National planning guidance continues to emphasise the importance of councils keeping under active review the quality and quantity of their local employment land. In response to this, Erewash Borough Council have undertaken an employment land survey to establish if sufficient land and premises exist locally which can support economic growth across the Borough.
Through the carrying of this work, the Council have formed a stronger understanding of local market conditions around Erewash. This has enabled us to consider what level of contribution individual and groups of sites are making to the local economy.
Close to 75% of Erewash is designated as Green Belt. As a consequence, few opportunities exist where new employment space can be development. This requires careful management of land within the Borough’s settlements to ensure sufficient space remain available for key local employment sectors to expand. With challenging housing requirements also needing to be met, competition for land locally makes delivering new employment space even harder.
The Erewash Employment Land Survey (EELS) comprehensively profiles the Borough’s larger employment sites. Replacing in full the 2011 version, the 2018 EELS utilises a new assessment criterion to rank the 72 included sites. This can be found within the EELS Companion Guide, alongside a range of other helpful information and materials which give an insight into the work’s conclusions and the issues future planning policy will have to address. The EELS Companion Guide separates the sites into good, average, poor and very poor sites and groups all the sites into locations, providing an overview of the quality of the employment land in each settlement within Erewash.
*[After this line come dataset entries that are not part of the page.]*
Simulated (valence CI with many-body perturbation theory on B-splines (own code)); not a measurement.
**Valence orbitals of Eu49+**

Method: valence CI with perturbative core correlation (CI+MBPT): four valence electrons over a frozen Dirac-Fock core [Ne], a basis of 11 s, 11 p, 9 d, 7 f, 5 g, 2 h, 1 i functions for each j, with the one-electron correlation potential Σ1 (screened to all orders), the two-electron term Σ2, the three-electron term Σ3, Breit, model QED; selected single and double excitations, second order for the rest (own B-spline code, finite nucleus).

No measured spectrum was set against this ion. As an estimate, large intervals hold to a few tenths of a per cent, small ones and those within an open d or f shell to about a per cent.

One of the most notable aspects to be drawn from the 2018 EELS is the high levels of occupancy across most of the surveyed employment locations. Whilst this level of occupancy is positive, it should also act as a note of caution given the vast majority of sites with multiple occupants are operating at, or very close to, capacity.
Site visits reaffirmed that space to deliver new units was extremely limited across Erewash, as was the lack of surrounding land necessary to allow existing businesses to grow.
Together with the Companion Guide, the 2018 EELS makes a key contribution to supporting the Council’s statutory plan-making and decision-taking functions. The comprehensive assessments for each EELS site provides Officers with helpful information to inform future spatial planning work, whilst serving as a useful baseline repository of site details should any site be the subject of a planning application. As suggested above, a future review of the Council’s Local Plan will no doubt wish to consider the main issues raised by this work in order to put in place solid foundations for a strong and resilient local economy over the coming decades.